I’m still considering the previous post with the “Evolutionary Tree of Religions” showing the known beliefs of cultures from our earliest documented origins to the present, when I assess my own life for my personal belief transformations throughout the years and decades of my own existence.
As children, we don’t have much say in how we are taught to perceive the world around us and view our place in that world. Those beliefs were thrust upon us by parents or religious leaders, or we were simply immersed into them by the religious community’s power in our birth location.
When we reach a more questioning age, we start to have doubts about what we’ve been told to believe because we can then pit that prescribed belief against what we see for ourselves as occurring to us and around us—what we feel as opposed to what we’re told to feel.
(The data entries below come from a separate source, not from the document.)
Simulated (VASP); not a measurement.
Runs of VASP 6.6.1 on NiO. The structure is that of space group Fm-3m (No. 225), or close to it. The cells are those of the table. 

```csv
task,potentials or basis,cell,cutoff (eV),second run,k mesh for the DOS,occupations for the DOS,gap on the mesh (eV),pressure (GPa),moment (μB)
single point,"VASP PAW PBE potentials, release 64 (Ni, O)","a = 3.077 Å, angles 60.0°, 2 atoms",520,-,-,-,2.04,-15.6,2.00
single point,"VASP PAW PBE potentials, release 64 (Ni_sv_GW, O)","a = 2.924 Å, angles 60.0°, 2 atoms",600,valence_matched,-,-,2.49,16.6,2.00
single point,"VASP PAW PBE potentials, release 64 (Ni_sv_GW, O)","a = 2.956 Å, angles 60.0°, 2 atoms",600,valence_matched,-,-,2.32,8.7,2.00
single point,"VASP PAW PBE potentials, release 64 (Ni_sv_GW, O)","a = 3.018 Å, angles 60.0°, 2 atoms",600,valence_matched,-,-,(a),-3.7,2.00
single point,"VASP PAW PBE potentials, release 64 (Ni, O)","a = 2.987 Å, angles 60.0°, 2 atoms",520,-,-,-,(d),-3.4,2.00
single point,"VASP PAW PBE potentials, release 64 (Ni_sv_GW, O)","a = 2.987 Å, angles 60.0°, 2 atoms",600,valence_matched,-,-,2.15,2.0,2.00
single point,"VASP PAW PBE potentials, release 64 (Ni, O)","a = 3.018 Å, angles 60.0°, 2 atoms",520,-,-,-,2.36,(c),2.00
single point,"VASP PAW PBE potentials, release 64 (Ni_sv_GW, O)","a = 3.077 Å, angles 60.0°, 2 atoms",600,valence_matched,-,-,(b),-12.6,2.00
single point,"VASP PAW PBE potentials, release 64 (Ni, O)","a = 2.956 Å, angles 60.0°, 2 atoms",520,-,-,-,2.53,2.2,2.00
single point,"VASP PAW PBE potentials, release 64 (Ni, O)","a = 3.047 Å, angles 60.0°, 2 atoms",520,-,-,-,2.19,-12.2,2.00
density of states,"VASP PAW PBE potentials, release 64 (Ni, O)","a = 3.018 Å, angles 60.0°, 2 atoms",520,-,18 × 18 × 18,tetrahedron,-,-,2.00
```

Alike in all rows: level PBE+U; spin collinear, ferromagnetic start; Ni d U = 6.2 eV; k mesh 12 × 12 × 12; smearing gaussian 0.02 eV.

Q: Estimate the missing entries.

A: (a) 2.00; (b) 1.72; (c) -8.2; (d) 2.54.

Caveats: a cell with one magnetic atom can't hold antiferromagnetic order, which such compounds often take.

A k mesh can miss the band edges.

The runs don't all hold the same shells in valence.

That’s when the “WHY’s” start to accumulate within us, and we conclude there must be more to this world and to ourselves than what we have been previously told by others. That’s also when we start searching for our own answers to the deepest questions of WHY we exist and what we are supposed to do with our lives.
The biggest WHY I’ve always felt about organized religion in general is: Why are they trying to control my thoughts and my behavior, or trying to force me to believe what makes no sense to me?
Why are they insisting on placing blame on me for something I had nothing to do with that supposedly occurred thousands of years ago, or why are they trying to shame me simply because I am a woman?
So my own spiritual evolution has been as transformational as that chart showed, except mine happened in a considerably shorter time period. And amazingly enough, I find that the earliest form of religion known as animism, is still my basic belief because I’ve personally witnessed it through my own energy work and shamanic experiences. Spirit is a conglomeration of energy, and it can take innumerable forms.
“Animism is the worldview that non-human entities—such as animals, plants, and inanimate objects—possess a spiritual essence. Animism is used in the anthropology of religion as a term for the belief system of some indigenous tribal peoples, especially prior to the development of organized religion.” (Wikipedia)
I would hardly call my evolution of beliefs primitive, but I would certainly call most organized religions as such: primitive, judgmental, biased, misogynistic, deceptive, and meant to control the masses using psychological ploys with threats of physical harm to non-compliers.
Check out the chart again for the most recent dates of those religions mentioned and see when your own religion originated. See the branch that it grew from. See the root of that branch and the tree it connects to. Everything on that chart is simply a matter of a particular interpretation per region of what is happening to us and around us.
Every different religion is a particular perspective associated with an original founder’s perception or interpretation of life and how it developed.
Then others took that original perception and tweaked it to match their own interpretations for whatever reason they felt was valid.
Maybe God spoke to them. Okay. Maybe God speaks to anyone who will actually listen. OR….maybe they interpreted whatever they “heard” or intuited as GOD when it might have been something else laying down rules of shoulds or should-nots.
But again, why were these behavioral rules even necessary if not to control the masses and justify a self-appointed leader seizing control over a group of people?
One thing you cannot do when you assess a religion’s origins is to take the personal motive out of them.
No matter the myth—no matter the story, someone said to others: “This is the world as I see it—This is the world as I was TOLD it is to be—This is how we live our lives—This is who we pay homage to and worship in specific ways—This is MY truth and it must also be YOUR truth because I said it is so—This is MY belief and it shall now be YOURs as well, because I am stronger and more powerful than you are—My followers are stronger and more powerful than your followers—We will crush you if you do not follow our beliefs because MY GOD IS GREATER THAN YOUR GOD!“
Etc., etc., through the ages. Dominant religions were the ruling religions.
So if you take the human motives out of organized religion, there is little left to actually believe other than what one personally interprets for oneself. I think that’s called subjective relativism.
“Relativism is the idea that views are relative to differences in perception and consideration. There is no universal, objective truth according to relativism; rather each point of view has its own truth.” (Stanford Encyclopedia of Philosophy)
Or that’s simply my opinion of organized religions: They seem to operate from their own concept of cultural relativism which tends to negate the opinions of others not within their circle of influence.